Picking Bugs off the Plants

We said it was Mama’s garden, but the boys did all the work.  Having a 42-acre chicken farm gave us plenty of room for a garden.  With four boys, Papa and the hired hand, there was plenty of need for vegetables.  Also, during the summer there were the city folks, our seasonal roomers, and boarders.  Additionally, mama canned 1200 jars of fruits and vegetables for the winter.

Mama laid out the rows and told us what seeds and what plants went in each row.  The garden was about 30’ by 50’.  We had no problem with the rabbits, for the seventeen cats around the house, chicken coops and dairy barn kept them away.

In the spring the ground was plowed, disked and harrowed.  Some of the vegetables were reseeded and we had several crops.  These included radishes and scallions. 

Mama said it was important to place the different vegetables in the right place so that the tall ones would not shade the smaller ones.  The exception was that the cucumber plants which could spread out and grow under the tall sweet corn stalks.

Mama told us how deep to plant the seeds and to firm the soil afterwards.  We never sprayed the vegetables, but spent many hours picking the “bugs” from the plants.  We used a hoe for chopping the hard soil and a 3-pronged cultivator for most of the weeding. 

Mama told us about mulching and we placed wet newspaper and straw around the plants to help keep down the weeds.

We never staked the tomatoes or other vine plants.  Mama said if G-d wanted tomatoes to be staked He would have said so.  She said it was like a person walking around with a chain around him.
Now I miss those rich, red Jersey tomatoes.  Here in California we have the pink, greenhouse tasteless ones.  Mama’s tomatoes were large, juicy and full of seeds.  We picked them fresh, cut them and with a thick piece of pumpernickel bread and pot cheese, it was a great snack.

There were peppers, eggplants, zucchini, celery, beets, string beans, peas and several different types of cucumbers.  Sweet corn was our pride and joy.  The corn seeds were planted at the end of the rows so as not to shade the other plants. 

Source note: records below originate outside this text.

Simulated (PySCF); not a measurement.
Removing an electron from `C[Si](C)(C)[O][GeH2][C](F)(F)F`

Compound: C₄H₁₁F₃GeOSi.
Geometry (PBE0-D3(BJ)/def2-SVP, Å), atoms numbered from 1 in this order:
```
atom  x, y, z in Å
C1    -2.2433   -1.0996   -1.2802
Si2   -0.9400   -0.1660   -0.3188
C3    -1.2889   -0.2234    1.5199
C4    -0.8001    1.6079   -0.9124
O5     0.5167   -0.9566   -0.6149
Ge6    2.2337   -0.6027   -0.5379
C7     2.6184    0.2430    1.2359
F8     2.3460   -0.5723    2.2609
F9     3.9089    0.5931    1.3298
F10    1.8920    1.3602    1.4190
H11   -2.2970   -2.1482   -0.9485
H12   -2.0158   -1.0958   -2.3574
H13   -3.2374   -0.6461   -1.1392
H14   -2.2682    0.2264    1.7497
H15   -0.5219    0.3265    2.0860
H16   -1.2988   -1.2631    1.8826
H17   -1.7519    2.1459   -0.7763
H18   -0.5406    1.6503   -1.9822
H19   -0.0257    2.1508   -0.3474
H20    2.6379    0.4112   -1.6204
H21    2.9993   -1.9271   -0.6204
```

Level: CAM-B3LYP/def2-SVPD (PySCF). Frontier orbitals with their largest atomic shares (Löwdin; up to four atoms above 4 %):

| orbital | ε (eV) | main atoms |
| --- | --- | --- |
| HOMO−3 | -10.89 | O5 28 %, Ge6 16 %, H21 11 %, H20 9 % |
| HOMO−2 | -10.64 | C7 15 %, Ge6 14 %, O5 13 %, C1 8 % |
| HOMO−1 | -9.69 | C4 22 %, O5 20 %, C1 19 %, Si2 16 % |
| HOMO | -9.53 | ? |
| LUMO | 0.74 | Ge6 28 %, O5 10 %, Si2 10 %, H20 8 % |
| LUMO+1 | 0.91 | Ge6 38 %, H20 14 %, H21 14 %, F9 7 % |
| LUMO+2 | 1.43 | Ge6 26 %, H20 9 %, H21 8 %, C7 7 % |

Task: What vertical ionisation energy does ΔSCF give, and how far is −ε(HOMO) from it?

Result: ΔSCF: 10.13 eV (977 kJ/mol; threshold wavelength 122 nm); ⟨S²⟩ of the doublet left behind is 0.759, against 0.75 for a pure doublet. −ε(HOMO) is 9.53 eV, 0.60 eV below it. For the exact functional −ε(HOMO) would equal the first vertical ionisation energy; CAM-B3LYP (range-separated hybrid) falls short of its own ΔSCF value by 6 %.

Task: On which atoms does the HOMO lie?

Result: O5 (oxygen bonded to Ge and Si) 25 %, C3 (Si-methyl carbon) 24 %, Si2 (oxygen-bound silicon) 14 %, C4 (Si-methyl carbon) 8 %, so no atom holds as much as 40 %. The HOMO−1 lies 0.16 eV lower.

Most of the deeper root crops did not do well because the Hunterdon plateau soils were mainly rich in clay and thus were hard and had poor drainage. 

No, we never had luck with white or sweet potatoes.  The vegetables that grew shallower like beets, scallions, and radishes did well.

After the city folks left, we started the canning.  The rewards from Mama’s garden were plentiful and delicious.